Included on the list are:

• The Square and also the area of ornamental garden by the Garth Hotel;

• the High Street toilets and car park also includes an area of adjacent amenity land.

• Mossie Road play park. The deed specifies that the land is to be used only as a children’s play park.

• Grantown War Memorial which was designed by Alexander Marshall MacKenzie and unveiled by the Countess of Seafield on 18 September 1921.

• The Regality Cross in The Square. The original monument erected in Grantown in 1766 went missing without trace. In 2015, the current Regality Cross was erected to celebrate the 250th anniversary of the town being founded.

• Grantown Clock and Bell by Grantown Museum. The town clock and bell were purchased using money raised locally originally intended for relief for soldiers wounded in the Napoleonic War but never sent. In 1824 a tower was built to house the clock and bell at Speyside House.

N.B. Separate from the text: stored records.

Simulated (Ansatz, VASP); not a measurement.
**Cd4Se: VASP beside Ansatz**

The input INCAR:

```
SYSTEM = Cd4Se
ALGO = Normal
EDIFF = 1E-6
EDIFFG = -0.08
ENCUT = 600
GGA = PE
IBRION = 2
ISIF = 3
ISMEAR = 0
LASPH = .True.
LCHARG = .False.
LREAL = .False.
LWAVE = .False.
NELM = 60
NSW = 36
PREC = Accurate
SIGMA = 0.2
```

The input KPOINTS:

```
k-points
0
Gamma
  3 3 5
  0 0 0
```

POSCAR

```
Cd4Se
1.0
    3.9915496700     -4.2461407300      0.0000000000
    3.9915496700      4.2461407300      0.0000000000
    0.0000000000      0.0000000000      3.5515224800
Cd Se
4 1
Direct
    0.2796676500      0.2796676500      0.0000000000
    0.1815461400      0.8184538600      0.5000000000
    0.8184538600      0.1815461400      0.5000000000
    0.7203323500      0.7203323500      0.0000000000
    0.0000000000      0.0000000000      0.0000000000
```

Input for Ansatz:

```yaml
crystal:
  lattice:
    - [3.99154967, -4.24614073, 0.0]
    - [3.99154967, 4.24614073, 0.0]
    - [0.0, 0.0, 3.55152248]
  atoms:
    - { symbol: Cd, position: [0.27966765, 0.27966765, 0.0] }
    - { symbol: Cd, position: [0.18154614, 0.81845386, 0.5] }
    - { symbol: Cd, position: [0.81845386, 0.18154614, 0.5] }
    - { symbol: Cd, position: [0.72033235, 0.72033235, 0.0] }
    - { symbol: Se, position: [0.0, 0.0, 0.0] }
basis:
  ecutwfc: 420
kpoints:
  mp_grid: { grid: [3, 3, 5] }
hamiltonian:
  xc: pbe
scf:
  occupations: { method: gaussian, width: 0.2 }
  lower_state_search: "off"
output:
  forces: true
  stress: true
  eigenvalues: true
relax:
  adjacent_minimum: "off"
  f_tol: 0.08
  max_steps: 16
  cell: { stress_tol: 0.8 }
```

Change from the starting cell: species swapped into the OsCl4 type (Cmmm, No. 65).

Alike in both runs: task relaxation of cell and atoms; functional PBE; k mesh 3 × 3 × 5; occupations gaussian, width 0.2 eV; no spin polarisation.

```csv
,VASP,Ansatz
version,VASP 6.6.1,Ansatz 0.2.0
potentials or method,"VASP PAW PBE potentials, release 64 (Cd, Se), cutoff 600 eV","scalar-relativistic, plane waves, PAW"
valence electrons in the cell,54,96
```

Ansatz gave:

The bell was removed in1980s when Speyside House was converted into flats. In 2006, Grantown Museum restored the clock and built a campanile to house the bell.

• A desk stand at Grantown Museum. The ornate desk stand was presented by the Right Honourable Nina Caroline Ogilvie Grant, Countess of

Seafield in 1966 to mark the 200th anniversary of the founding of the town.

• The Provost's chair also kept at the town's museum.

The Highland King: Ludovic Grant
The Highland King: Ludovic Grant

A number of the title deeds were signed over by the Right Honourable Nina Caroline Ogilvie Grant, Countess of Seafield to the provost, magistrates and councillors of the Burgh of Grantown in the late 1960s.

The move will ensure that the community assets are protected into the future.

Another aim to is to look at generating income from the assets to the benefit of the town but that will not be possible given the nature of the items on Grantown's register.

It in fact commits the council to continue to look after the items and pick up any costs.

Officials stated in their report: "The proposed Common Good Asset Register for Grantown contains few, if any, assets with potential for income generation...

"Given the present and potential financial circumstances, it is likely that the council will need to continue to retain substantial responsibility for expenditure incurred in connection with any Grantown Common Good assets.

Grantown was erected into a Burgh of Regality for Ludovick Grant by King William and Queen Mary in 1694. It then became a Police Burgh in 1898.